I woke up early, sick to my stomach because I ate things I shouldn’t of the night before. I stayed up and wrote a sermon.

I ate a late breakfast, watched some TV, took a shower, and headed to Costco.

On Sunday, I’d received an email asking for goods to be donated to help families being reunified following separation under Trump’s zero tolerance immigration policy. On Sunday afternoon, I sent out an email to the congregation asking for water, pads, stuffed animals, snacks, backpacks and a few other things. We needed them all by Tuesday night. With the limited time frame, several people sent money instead of dropping off goods. I was headed to Costco to spend that money on what was needed.

I put giants boxes of Always brand pads in my cart, along with boxes of trail mix and boxes of granola bars. I went to the back of the store to get water, but settled on Gatorade instead. I don’t get stomach bugs often, so it was not too long ago that I found out that Gatorade can be a magical elixir. It seemed that people recently released from detention might need that magical elixir, even if it was much more expensive.

I checked out and went on my way. As I was walking out of the doors, my phone rang. A colleague in Tucson was calling. Were we doing anything? They money donated for immediate needs. Could we get stuff there? I told her I would gladly turn around and buy more supplies if she told me how much. I hadn’t been able to find my Costco card before leaving home, so I went back for a temporary one a second time. I grabbed a cart a second time. I bought nuts instead of trail mix this time, but still pads, Gatorade, and granola bars. I loaded these items into my car.
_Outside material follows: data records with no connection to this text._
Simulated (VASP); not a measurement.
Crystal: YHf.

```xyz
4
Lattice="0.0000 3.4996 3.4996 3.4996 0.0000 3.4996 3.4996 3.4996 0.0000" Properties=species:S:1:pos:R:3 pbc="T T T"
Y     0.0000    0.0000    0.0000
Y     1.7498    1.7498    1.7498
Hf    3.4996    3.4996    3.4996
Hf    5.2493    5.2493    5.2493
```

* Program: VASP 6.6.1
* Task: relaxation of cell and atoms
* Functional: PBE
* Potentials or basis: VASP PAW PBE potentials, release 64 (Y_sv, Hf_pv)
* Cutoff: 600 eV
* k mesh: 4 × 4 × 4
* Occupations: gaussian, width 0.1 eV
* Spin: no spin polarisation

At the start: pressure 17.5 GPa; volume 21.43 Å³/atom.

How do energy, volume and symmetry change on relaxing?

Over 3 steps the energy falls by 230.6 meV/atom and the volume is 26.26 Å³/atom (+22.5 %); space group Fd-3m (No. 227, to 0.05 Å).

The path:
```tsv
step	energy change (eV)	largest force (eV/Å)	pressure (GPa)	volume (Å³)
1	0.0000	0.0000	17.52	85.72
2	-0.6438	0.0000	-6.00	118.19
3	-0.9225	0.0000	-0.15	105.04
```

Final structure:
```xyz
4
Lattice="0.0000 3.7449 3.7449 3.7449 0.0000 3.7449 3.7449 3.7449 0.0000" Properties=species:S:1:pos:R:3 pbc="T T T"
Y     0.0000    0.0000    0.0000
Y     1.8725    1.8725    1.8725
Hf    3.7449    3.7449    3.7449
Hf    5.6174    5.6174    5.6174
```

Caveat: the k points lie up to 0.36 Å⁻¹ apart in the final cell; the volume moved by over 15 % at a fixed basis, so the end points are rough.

I called my partner as I left the parking lot to tell him it was a good thing I’d gotten his car instead of my much smaller one. When I got to the church, I unloaded so that everything could be better reloaded later. I added to the stash of what was already waiting in the classroom.

Then, I called my contact at the social service agency to confirm a drop-off time and see if any needs had changed. The needs had, in fact, changed some. The families had requested Bibles in Spanish, men’s deodorant, a broader assortment of hygiene items, and shoelaces for kids and adults. Detention, after all, is a form of jail. Of course, the officers took everyone’s shoelaces, even the kids’.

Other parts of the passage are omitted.